The second peer assessed project in the Reproducible Research course requires analyzing the Storm Data publication from the National Weather Service (NWS) to determine which types of storm events have the greatest impact on population heath and which have the greatest economic consequences. In this analysis, two metrics are defined and computed to estimate which weather events have the greatest impact in these areas. The impact on population health is estimated with the sum of fatalities and injuries, and the economic impact is estimated by adding the total property and crop damage. The top 5 weather event types are determined for each to answer the two questions in the assignment.
The conclusions reached in this analysis are that the event types which are the most harmful to population health are: tornado, excessive heat, thunderstorm wind, flood, and lightning, and the event types which have the greatest economic impact are: flood, hurricane/typhoon, tornado, storm surge, and hail.
The storm data file was downloaded from the the link provided on course assignment page and the compressed CSV data file was loaded into a data frame.
rawdata <- read.csv("repdata_data_StormData.csv.bz2")
To create a metric that approximates the total impact on population health, the number of fatalities and injuries for each event type are added together. Likewise, to create a metric that approximates the economic consequences of each storm event type, the dollar amounts for property and crop damage are added together. While other metrics could be created, these two are simple and give a rough idea of the magnitude of the population health impact and economic consequences of the weather events.
First the raw data is aggregated by event type using the aggregate() function and the fatalities and injuries are summed. This creates a new data frame, and the metric is renamed to HARMEVCOUNT. The data are sorted by the HARMEVCOUNT in descending order.
pophealth <- aggregate(FATALITIES + INJURIES ~ EVTYPE, data=rawdata, sum)
names(pophealth)[2] <- "HARMEVCOUNT"
pophealth <- pophealth[order(-pophealth$HARMEVCOUNT),]
Now create a temporary data frame with only the event types and the computed values for property and crop damage.

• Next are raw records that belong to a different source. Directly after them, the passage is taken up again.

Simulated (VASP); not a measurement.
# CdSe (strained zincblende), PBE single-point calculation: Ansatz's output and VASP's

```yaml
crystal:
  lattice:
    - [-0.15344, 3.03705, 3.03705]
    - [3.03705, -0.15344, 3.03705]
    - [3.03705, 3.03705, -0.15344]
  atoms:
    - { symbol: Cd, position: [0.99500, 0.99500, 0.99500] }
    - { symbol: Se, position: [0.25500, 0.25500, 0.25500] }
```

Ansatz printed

The property damage amounts must be computed by multiplying the amount in PROPDMG by 1,000 if the value of PROPDMGEXP is ‘K’, by 1,000,000 for ‘M’, and by 1,000,000,000 for ‘B’. The crop damage amounts must be computed the same way using the values of CROPDMG and CROPDMGEXP. This code replaces ‘K’, ‘M’, and ‘B’ with 1e+03, 1e+06, and 1e+09 respectively and computes the final value.
tmpdata <- data.frame(EVTYPE = rawdata$EVTYPE,
PROPDMG=rawdata$PROPDMG,
PROPDMGEXP=as.character(rawdata$PROPDMGEXP),
CROPDMG=rawdata$CROPDMG,
CROPDMGEXP=as.character(rawdata$CROPDMGEXP),
stringsAsFactors=FALSE)
# replace 'K', 'M', and 'B' with multipliers, substitute zero for NAs,
# and convert to numeric
tmpdata$PROPDMGEXP[tmpdata$PROPDMGEXP=='K' | tmpdata$PROPDMGEXP=='k'] <- 1e+03
tmpdata$PROPDMGEXP[tmpdata$PROPDMGEXP=='M' | tmpdata$PROPDMGEXP=='m'] <- 1e+06
tmpdata$PROPDMGEXP[tmpdata$PROPDMGEXP=='B' | tmpdata$PROPDMGEXP=='b'] <- 1e+09
tmpdata$CROPDMGEXP[tmpdata$CROPDMGEXP=='K' | tmpdata$PROPDMGEXP=='k'] <- 1e+03
tmpdata$CROPDMGEXP[tmpdata$CROPDMGEXP=='M' | tmpdata$PROPDMGEXP=='m'] <- 1e+06
tmpdata$CROPDMGEXP[tmpdata$CROPDMGEXP=='B' | tmpdata$PROPDMGEXP=='b'] <- 1e+09
# convert the character data to numeric
tmpdata$PROPDMGEXP <- suppressWarnings(as.numeric(tmpdata$PROPDMGEXP))
tmpdata$CROPDMGEXP <- suppressWarnings(as.numeric(tmpdata$CROPDMGEXP))
# substitute zero for NA
tmpdata$PROPDMGEXP[is.na(tmpdata$PROPDMGEXP)] <- 0
tmpdata$CROPDMGEXP[is.na(tmpdata$CROPDMGEXP)] <- 0
# compute the total damage
tmpdata$TOTDMG <- (tmpdata$PROPDMG * tmpdata$PROPDMGEXP) +
(tmpdata$CROPDMG * tmpdata$CROPDMGEXP)
Next the raw data is aggregated again by event type and the total damage amounts are summed to create a new data frame. This metric is called ECONIMPACT in the aggregated data frame.
# create ECONIMPACT metric by event type using aggregate() and summing
# the property and crop damage amounts.
econimpact <- aggregate(TOTDMG ~ EVTYPE, data=tmpdata, sum)
names(econimpact)[2] <- "ECONIMPACT"
# sort the data by the HARMEVCOUNT in descending order
econimpact <- econimpact[order(-econimpact$ECONIMPACT),]
To answer the 2 questions posed in the assignment, the top 5 most harmful events for both population health and economic consequences are determined and plotted.
pophealth <- pophealth[1:5, ]
econimpact <- econimpact[1:5, ]
barplot(pophealth$HARMEVCOUNT,
names.arg=pophealth$EVTYPE,
main="Top 5 Weather Events Most Harmful To Population Health",
xlab="Event Type",
ylab="Number of Harmful Events")
The first barplot above shows that the event types which are the most harmful to population health are: tornado, excessive heat, thunderstorm wind, flood, and lightning.
Next create a similar barplot showing the weather events with the greatest economic consequences.
barplot(econimpact$ECONIMPACT / 1e+09,
names.arg=econimpact$EVTYPE,
main="Top 5 Weather Events With Greatest Economic Impact",
xlab="Event Type",
ylab="Economic Impact in Billions of Dollars")
The above barplot shows that the event types which have the greatest economic impact are: flood, hurricane/typhoon, tornado, storm surge, and hail.